Saturday, January 19, 2019


I understand Spanish but I can barely speak it. They crack up when I catch them teasing a classmate about her “novio,” and want to see what else I’ll understand, trying to out-do each other with nastier and nastier words, gleefully watching my face to see if I know what they’re saying. There's an adorable joyfulness about it, like when a 4-year-old chases you. These dudes were 4 not that long ago. It's heartwarming to see it in their faces.

The trick with Student P is to not go looking for him. “I’m good at hiding,” he’ll say proudly.  Once he realizes that I’m not looking for him, though, he’ll always come and find me. Wide-eyed and joyful, hates work but loves his teachers, refuses to write until he finally sits down and cranks out something that could be the opening act for Being John Malkovich. He is open and raw and soft and scarred; no posturing whatsoever; almost terrifyingly childlike and amiable. There’s a raging darkness in there that I wouldn’t dare attempt to peer into. But I sense it.

I didn’t plan this conversation. I didn’t even know I was going to see Student Q today. He’s not my student anymore. I barely recognize him anymore. But we’re happy to see each other and I want to say something, so it falls right out of my heart. “I’m worried about you.” And his face…just opens. It’s as if there’d been a hard shell around it, and I can see it just crack right open. We just talk. It’s a really good talk.

Every single person I tell this to is quick to remind me “It’s not going to do anything” and “You can’t change him” and “You can’t fix this” and I flipping know that. I know that. But I don’t care. We had the conversation. We saw each other. We heard each other. That can be enough.

IEP Meeting
Right in the middle of this wacky week, I’m taking a half-day and signing on the “Parent/Guardian” line of an IEP signature page instead of my usual“Special Education Teacher” line.   

I never take The Boy to school, so I miss the turn and don’t know where to park. I don’t know which door to go in, either, and he is bemused by my incompetence. He’s taller than me now, and we’re walking down this high school hallway past all these teenagers and posters for the winter dance. Ten years ago I was having an existential crisis over whether he would be ready for kindergarten in the fall.

It’s a good meeting. He’s having a good year. But I still feel winded and broken at the end of it. If I’m really honest with myself, at the core I guess I still don’t see his deficits as deficits. And I’m deeply sad and sorry that the rest of the world does and always will.

I wish things could be different. But he’s happy and settling into adolescence without too much friction. He’s growing so fast and far beyond my reach. 

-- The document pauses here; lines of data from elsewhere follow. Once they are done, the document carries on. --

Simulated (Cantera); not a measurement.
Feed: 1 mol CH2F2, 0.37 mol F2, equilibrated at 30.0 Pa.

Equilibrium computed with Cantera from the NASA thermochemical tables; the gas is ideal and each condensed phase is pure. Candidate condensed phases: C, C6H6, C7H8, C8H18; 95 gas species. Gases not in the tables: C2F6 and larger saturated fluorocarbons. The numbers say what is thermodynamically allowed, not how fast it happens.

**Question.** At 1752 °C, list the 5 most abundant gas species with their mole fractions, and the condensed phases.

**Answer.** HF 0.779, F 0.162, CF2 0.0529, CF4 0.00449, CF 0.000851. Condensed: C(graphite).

Student R brings his colors to school but can’t quite bring himself to wear them. Folds and unfolds the crisp new bandanna on the table in front of him with a heartbreaking childlike reverence, like it’s his new dinosaur or train or science kit. People higher up than me have known for longer, they have more power, more knowledge, and they are trying to do what they can. So I just keep teaching. Teach the whole class, then sit with him and teach it all over again, and he’ll get out the work and try. He’ll usually try.

Department Meeting
It’s my turn to share a “positive” about my week. And even though this week has been beyond ridiculous, I know exactly what to say. Through all this storm and stress, I feel love for my students and trust in myself. And it strikes us all, the moment I say it, how simultaneously huge and insignificant that is. Love and trust.  Half full. Half gone. But half full.